If Luke is the most “gentile” Gospel, is it also “anti-Jewish”?

In my earlier post on “The Gospel of Luke in a Nutshell,” I argued that Luke, more than the other Gospels, went out of its way to portray Jesus as a great prophet (like Samuel, like Elijah, etc.).  In part, in Luke’s understanding, that is why Jesus had to die.  The Jewish people, in his view, always reject their own prophets sent from God.  Jesus was the last of the great prophets.  He too had to be rejected and killed at the hands of the Jewish people (see Luke 13:33-35).

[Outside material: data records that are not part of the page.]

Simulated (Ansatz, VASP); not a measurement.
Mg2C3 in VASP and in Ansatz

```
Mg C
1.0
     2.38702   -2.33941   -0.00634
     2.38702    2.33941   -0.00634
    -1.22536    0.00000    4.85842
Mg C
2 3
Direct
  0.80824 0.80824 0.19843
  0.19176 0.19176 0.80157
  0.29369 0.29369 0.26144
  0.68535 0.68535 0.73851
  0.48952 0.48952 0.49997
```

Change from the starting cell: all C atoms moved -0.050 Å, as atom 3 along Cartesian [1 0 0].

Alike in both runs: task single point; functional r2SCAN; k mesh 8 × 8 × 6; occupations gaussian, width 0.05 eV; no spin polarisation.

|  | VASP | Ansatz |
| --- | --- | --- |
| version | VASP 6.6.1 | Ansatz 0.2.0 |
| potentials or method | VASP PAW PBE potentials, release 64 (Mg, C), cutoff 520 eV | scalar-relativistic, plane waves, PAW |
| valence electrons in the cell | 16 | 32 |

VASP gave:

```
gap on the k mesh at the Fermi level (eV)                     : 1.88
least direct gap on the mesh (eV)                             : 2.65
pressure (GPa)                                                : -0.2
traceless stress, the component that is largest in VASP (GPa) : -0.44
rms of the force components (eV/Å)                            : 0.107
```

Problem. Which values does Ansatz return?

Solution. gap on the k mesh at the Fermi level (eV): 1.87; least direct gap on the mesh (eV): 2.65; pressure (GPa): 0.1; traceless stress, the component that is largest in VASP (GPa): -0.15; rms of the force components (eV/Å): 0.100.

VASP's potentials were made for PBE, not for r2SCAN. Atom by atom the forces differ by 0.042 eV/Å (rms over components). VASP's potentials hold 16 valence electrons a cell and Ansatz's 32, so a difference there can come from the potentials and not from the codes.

Some scholars have argued that because of this denigration of the Jewish people for always rejecting the prophets and Jesus, Luke is probably to be seen as an “anti-Jewish” Gospel.  In my judgment there is a lot to be said for this view.  The only Jews that the Gospel appears to approve of are the ones who recognize Jesus as a great prophet and son of God (his mother, Symeon and Anna, John the Baptist, his own disciples, etc.).  The other Jews seemed to be lumped together as those who reject God’s messengers.  It is true that Luke is not as forthright in his rejection of “the Jews” as Matthew is (who has “the entire crowd” of Jews at Jesus’ trial cry out responsibility for his death:  “His blood be upon us and our children” Matt. 27:25) or as John, who, most remarkably of all, claims that the Jews are not the children of God but the children of the devil (John 8).  But still, the anti-Jewish element is strong in Luke, both in his Gospel and the book of Acts.